Most of the recreational divers I know would have nothing to do with gas management. They are more than happy to dive follow-the-leader dives, and they see no need to learn anything. I do not refuse to dive with them, however, I make it a point to go over a gas plan each time they dive with me. Gradually, they warm up to at least the *concept* of gas planning, even if not the arithmetic.
For a few of them, being exposed to gas planning opens their eyes, and soon enough, they're actually doing their own gas planning (for fun, even!). A few of them decide to despise gas planning and have nothing more to do with it. The rest, who form the majority around me, will likely never work up their own gas plan, but once their eyes have been opened to the dangers their lack of knowledge exposes them to, they are more than happy to dive with logical gas plans -- they just have to get them from somewhere.

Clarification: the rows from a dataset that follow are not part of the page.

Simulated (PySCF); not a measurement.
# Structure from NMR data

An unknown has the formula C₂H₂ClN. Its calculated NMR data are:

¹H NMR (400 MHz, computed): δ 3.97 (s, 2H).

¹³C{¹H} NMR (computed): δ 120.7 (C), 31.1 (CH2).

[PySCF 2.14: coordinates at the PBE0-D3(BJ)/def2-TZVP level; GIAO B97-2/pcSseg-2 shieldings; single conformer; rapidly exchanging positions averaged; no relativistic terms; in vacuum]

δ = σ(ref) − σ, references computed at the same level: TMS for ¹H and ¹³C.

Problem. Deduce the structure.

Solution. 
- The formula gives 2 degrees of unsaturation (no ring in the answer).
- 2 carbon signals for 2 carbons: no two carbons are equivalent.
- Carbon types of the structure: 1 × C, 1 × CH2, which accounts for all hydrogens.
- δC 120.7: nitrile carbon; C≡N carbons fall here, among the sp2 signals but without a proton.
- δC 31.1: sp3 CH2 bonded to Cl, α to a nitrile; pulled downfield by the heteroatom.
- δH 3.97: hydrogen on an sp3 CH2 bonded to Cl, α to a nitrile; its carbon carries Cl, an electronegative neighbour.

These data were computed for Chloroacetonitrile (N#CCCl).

Computers that provide gas consumption estimates are nice, and rule-of-thumb tables are great, too. I even printed up some dogtag-size ascend-by-X-psi charts, laminated them, and hand them out to people who listen to my gas planning talk and decide they want something better than "ascend at X" or "be back with Y". For an occasional diver strapped to an AL80, that small amount of knowledge is enough to help knock them out of the OOA-candidate group.
Personally, I find it inexcusable when I encounter a DM/instructor who can't calculate gas management, but while a purely recreational diver would certainly benefit from the knowledge of how to run gas management numbers, using pre-calculated tables is perfectly reasonable for them. (They should just teach two sets of tables: dive tables to prevent DCS and gas consumption tables to prevent OOA.)